In formula (1), ω = 2πf, f is the frequency, Lpns is the parasitic inductance of the connection line 53, Lpnr is the parasitic inductance of the PN return section 437, and Cy is the capacitance of the Y capacitor 80. The impedance Zpn(f) has a minimum value at the resonance frequency. As a result, the impedance Zpn(f) becomes smaller than the impedance Zmg(f) of the second return path, and the common mode current flowing through the first return path increases. Therefore, as shown by the solid line in Figure 27, the noise level can be made lower than a predetermined threshold value Th in the low frequency range of the AM band (around 500 kHz). As a result, the noise level can be made lower than the threshold value Th throughout the entire AM band.
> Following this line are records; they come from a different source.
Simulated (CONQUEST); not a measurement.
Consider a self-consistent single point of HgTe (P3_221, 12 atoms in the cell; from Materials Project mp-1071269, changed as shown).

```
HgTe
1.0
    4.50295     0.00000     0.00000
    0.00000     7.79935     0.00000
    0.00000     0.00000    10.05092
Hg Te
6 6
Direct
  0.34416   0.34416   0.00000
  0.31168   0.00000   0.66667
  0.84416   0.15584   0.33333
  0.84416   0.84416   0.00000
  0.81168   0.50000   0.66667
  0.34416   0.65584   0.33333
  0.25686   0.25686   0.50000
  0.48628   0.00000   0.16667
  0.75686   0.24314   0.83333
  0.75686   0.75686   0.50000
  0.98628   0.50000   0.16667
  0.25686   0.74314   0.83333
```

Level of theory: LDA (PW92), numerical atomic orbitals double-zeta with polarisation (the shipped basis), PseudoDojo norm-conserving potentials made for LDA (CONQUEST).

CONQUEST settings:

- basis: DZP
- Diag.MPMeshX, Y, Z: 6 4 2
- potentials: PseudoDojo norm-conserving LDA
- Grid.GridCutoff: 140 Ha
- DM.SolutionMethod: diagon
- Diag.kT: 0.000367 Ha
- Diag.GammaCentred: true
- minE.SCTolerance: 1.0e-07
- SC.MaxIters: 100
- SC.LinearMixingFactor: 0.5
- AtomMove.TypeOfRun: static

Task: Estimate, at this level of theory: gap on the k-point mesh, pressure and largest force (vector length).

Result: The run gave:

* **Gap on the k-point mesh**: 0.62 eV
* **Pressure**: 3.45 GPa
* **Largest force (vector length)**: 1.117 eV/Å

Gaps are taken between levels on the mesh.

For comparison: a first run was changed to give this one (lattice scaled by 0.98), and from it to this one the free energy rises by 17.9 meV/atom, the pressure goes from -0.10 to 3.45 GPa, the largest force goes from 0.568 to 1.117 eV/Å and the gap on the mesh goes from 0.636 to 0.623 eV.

In the example shown by the solid lines in FIG. 27, the inductance of the first return path is 10 nH, the inductance of the second return path via the ground line 45 is 80 nH, and the inductance of the second return path via the connection line 63 is 80 nH. For example, the cross-sectional area of the ground line 45 and the MG return part 438 may be smaller than that of the PN return part 437. The PN return part 437 may be flat, and the ground line 45 and the MG return part 438 may be linear.

28 and 29, the inverter 40 includes a P bus bar 427 and an N bus bar 428. FIG. 28 is an enlarged plan view of the inverter 40 around the bus bar 427. FIG. 29 is a side view. A fastening hole 427a for connecting the P line 51P is provided near the end of the P bus bar 427. A fastening hole 428a for connecting the N line 51N is provided near the end of the N bus bar 428. As shown in FIG. 28 and 29, the PN return portion 437 of the return conductor 43 may be provided by the terminal portion 432 described above.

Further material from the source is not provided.